The new system was commissioned by the U.S. Navy.

Vexcel Corporation, a global market leader in precision urban mapping products and services, has been commissioned by the US Navy to design a system to provide fully automated extraction of 3D urban models from data collected by commercial satellites and other imaging devices. The models will highlight precise placement of cultural features such as buildings, streets, and terrain characteristics, and will collectively provide a database that the Navy can use for mission planning and training. Automating manual processes currently used to generate such models, will reduce the associated production time from several weeks or months to days or even just a few hours, depending on the detail of the image. Vexcel was chosen based on its significant experience in 3D models and cultural feature databases, its existing extraction technology, as well as its proven track record in system design and implementation of multi-million dollar government projects.

With the successful completion of the system design and possible ensuing prototype, Vexcel anticipates that the Navy and other branches of the Department of Defense will seek to leverage the new technology to expand detailed map coverage of strategically important international venues as well domestic urban environments to support Homeland Security efforts.

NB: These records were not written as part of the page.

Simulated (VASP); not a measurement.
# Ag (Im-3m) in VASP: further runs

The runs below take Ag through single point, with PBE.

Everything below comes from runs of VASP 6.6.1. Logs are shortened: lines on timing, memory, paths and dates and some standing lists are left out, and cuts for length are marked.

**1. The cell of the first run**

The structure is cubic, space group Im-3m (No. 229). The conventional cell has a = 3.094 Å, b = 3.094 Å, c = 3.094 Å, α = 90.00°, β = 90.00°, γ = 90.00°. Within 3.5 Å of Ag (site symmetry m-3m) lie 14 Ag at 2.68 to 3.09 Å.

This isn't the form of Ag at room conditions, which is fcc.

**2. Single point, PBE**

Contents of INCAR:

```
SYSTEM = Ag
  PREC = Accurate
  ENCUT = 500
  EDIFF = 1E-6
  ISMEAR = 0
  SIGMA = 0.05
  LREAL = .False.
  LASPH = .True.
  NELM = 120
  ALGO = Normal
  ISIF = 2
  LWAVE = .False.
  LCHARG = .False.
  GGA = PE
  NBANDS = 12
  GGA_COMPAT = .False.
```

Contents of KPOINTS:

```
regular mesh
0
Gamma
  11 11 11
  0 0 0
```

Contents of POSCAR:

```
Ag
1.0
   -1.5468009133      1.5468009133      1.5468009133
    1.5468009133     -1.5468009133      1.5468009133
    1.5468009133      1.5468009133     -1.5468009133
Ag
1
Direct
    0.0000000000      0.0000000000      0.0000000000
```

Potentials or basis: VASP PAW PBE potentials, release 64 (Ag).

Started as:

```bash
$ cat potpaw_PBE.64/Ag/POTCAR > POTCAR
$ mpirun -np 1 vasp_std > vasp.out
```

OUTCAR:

In addition, the proposed system also has extraordinary commercial potential, according to Wolfgang Walcher, director of Vexcel's Mapping and GIS division. "Currently, prices of cultural feature databases are driven by the cost of labor, since the manual extraction process is extremely labor intensive, or by very expensive input data" notes Walcher. "Automating the process will significantly reduce the time, and hence the cost, of creating detailed and textured feature databases, making them available to a variety of potential commercial markets that could include urban and environmental planning, wireless planning, security applications, and commercial flight and drive simulation, to name but a few."

Though the heart of such a system is obviously reliable automated feature detection and extraction-a core competency for Vexcel-a key requirement for the system is the inclusion of built-in quality assessment tools to monitor the extraction process and analyze the results for reliability.

"The quality assessment tools will be the critical component to ensure an automated system with accurate and reliable results," said Walcher. "To truly and fully automate the process means little or no operator intervention when the system detects a feature that it considers suspect. This task is the real challenge of this project and will require the largest research effort."

Vexcel anticipates a six to eight-month design phase for the system, prior to a three-month "proof-of-concept" phase. Implementation and delivery of the system may require up to an additional two years.